STATE CAPTURE: 4 companies that owe SA millions
On Sunday evening global consultancy Bain & Company unexpectedly announced it was setting aside the R164 million it earned for restricting the operational model of the SA Revenue Service (SARS) as it did not deliver “sustainable, positive” results.
This followed two days of testimony from partner Vittorio Massone at the Nugent commission of Inquiry, who has since stepped down from his role as managing partner and will now focus on cooperating with the commission.
Bain & Company is not the only firm that has set aside, paid back or been ordered to return money received from state-owned entities as SA investigates the extent of state capture.
1. KPMG – R23m payment confirmed in February 2018
KPMG was paid R23m by the SA Revenue Service for its work on the controversial ‘rogue unit’ report which alleged former Finance Minister Pravin Gordhan ought to have known about the unit.
But in 2017, after an internal investigation, KPMG said the conclusions, recommendations and legal opinions of the report could no longer be relied upon.
Critics say that the report has been instrumental in destabilising SARS.
KPMG offered to pay back the R23m or make an equal donation to charity – and confirmed in February that the monies had been paid back to SARS.
Additionally KPMG said it would donate R40m towards education and anti-corruption for non-profit organisations. The R40m is the total fees KPMG earned from Gupta-related entities for services it provided since 2002.
2. McKinsey – approximately R1bn paid in July 2018
Global consultancy McKinsey paid back R902m to Eskom for its work on the power utility's 2016 Turnaround programme.
This after the tender processes followed were irregular – rendering the contract invalid – as determined by the National Prosecuting Authority in January 2018. The parties eventually reached a settlement and on July 9 Eskom confirmed the money had been repaid.
3. Trillian – R600m still owed to Eskom
Gupta-linked company Trillian owes Eskom R600m. Trillian was McKinsey’s empowerment partner in the Eskom contract, which the NPA had found to be invalid. As a result, the payment Eskom made to the company is illegal.
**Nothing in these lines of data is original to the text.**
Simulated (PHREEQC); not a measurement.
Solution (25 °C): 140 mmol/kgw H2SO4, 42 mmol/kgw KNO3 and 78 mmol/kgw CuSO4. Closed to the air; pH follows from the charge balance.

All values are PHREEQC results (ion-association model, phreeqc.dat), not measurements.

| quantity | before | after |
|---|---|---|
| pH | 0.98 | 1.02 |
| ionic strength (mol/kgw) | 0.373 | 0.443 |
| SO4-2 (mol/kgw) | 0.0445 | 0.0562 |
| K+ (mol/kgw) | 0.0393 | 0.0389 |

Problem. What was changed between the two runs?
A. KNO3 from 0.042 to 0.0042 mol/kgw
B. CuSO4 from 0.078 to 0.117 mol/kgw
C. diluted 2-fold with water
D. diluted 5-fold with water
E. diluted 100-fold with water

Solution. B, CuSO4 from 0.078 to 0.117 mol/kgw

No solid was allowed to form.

Unlike McKinsey, Trillian has not paid the money back and Eskom is following a legal process to recover it.
“In December we will be going to court to face-up with Trillian to demand our R600m back,” Eskom CEO Phakamani Hadebe told Parliament in August.
4. Bain – R164m
Bain issued a statement on Sunday September 9, 2018 indicating that an independent investigation it commissioned last week found that the work done on a operational restructuring plan at SARS did not deliver “sustainable, positive” results.
As a result Bain said it will set aside the R164m it earned, including interest. It said these funds would be used as the Nugent Commission of Inquiry - which is investigating SARS - prescribes, or in the absence of recommendations the global consultancy will seek guidance from civil society, government, and business leaders on how it can be used for the benefit of SA.